Friday, June 1, 2007

Japanese real estate investment firm likely to buy an asset management company or financial services company

Japanese real estate investment firm Risa Partners Inc said yesterday that it is likely to buy an asset management company or financial services company to expand its business in the next three years.

Risa - which also offers corporate turnaround consultancy and buys real estate-backed loans and non-performing loans - has benefited from a buoyant property market in Japan, where land prices have risen for the first time in 16 years and the economy is steadily recovering.

‘It is getting difficult to get your hands on properties. Now the way to go is you offer advice and solutions to corporations that hold real estate and then these assets become available,’ Risa president Atsushi Imuta told Reuters in an interview. ‘A firm which does only property business will face a tough time from now on.’

Mr Imuta also said the company is interested in acquiring a firm that offers special financing services.

‘We would like to have special services such as real estate collateral financing and mezzanine loans,’ he said, referring to a type of loan that is a hybrid of debt and equity financing.

‘I would think that something could happen in the next three years,’ Mr Imuta said, adding that his firm is already looking for potential partners.

The company’s net profit more than doubled to 3.03 billion yen (S$38.2 million) in the year ended in December 2006, thanks partly to proceeds in sales of large-scale property in real estate. Recurring profit also more than doubled to 5.2 billion yen.

Risa unveiled an ambitious three-year business plan in February, aiming for a net profit of 8.2 billion yen and tripling recurring profit to 15 billion yen by December 2009.

Risa, which jointly invested in properties with fund management company Grove International Partners, has a total of about 160 billion yen worth of real estate under management and plans to add a net 60 billion yen every year.

Any acquisitions of an asset management company would boost the assets under management and generate more fee revenues, but Mr Imuta said volume is not a priority. ‘Asset size would increase . . . but the asset purchasing power and asset management skills are key.‘

In its investment banking business, Risa set up Frontier Management Inc in January by recruiting some of the officials from the Industrial Revitalization Corporation Japan (IRCJ), a government-backed body which helped Daiei Inc and other major companies to restructure.

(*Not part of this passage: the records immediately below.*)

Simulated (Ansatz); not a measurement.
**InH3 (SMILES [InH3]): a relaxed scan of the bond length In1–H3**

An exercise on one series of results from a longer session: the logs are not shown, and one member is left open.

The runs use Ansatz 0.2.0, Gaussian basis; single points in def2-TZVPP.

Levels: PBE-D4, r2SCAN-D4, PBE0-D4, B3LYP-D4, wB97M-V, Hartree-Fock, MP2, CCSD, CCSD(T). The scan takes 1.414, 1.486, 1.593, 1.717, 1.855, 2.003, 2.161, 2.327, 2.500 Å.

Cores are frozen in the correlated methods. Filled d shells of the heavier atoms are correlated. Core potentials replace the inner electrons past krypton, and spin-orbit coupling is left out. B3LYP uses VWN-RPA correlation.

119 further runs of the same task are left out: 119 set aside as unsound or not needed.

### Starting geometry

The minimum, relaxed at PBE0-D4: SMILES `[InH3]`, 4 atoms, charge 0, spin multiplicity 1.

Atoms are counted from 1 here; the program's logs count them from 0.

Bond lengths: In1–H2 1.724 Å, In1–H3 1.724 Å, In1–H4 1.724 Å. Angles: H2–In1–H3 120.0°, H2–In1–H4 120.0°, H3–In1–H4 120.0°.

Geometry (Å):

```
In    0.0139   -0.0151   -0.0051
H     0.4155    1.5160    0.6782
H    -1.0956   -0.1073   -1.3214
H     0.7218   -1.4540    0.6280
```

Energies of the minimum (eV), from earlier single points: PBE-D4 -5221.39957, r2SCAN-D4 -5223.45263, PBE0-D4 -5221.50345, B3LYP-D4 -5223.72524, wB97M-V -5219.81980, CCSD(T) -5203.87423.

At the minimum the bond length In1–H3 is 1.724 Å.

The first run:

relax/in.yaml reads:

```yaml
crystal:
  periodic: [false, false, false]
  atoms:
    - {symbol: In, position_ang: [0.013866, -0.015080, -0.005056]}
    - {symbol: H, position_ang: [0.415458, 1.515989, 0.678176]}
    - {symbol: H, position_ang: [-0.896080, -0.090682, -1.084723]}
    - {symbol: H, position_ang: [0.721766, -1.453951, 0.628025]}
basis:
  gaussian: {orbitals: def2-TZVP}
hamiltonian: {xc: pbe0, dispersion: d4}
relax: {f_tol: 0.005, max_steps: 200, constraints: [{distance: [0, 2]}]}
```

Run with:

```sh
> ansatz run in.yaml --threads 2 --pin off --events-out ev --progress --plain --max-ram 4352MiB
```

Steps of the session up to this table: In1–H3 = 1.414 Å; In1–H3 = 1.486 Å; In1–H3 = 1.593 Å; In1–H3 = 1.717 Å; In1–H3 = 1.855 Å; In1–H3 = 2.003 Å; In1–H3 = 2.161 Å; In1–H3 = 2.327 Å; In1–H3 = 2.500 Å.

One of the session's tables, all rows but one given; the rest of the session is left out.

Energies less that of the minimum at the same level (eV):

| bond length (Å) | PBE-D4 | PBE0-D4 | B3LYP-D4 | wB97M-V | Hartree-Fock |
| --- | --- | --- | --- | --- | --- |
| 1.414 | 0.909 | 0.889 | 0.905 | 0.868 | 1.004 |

Mr Imuta said Frontier Management, which offers M&A advisory and other management consultant services, has been actively seeking deals and may start generating a profit from this year.

The company is also taking on new businesses such as setting up the RISA Corporate Solutions Fund worth about 20 billion yen to invest in equities or debt to help companies boost their profit. Mr Imuta said there are already several deals in the pipeline for the funds to be allocated.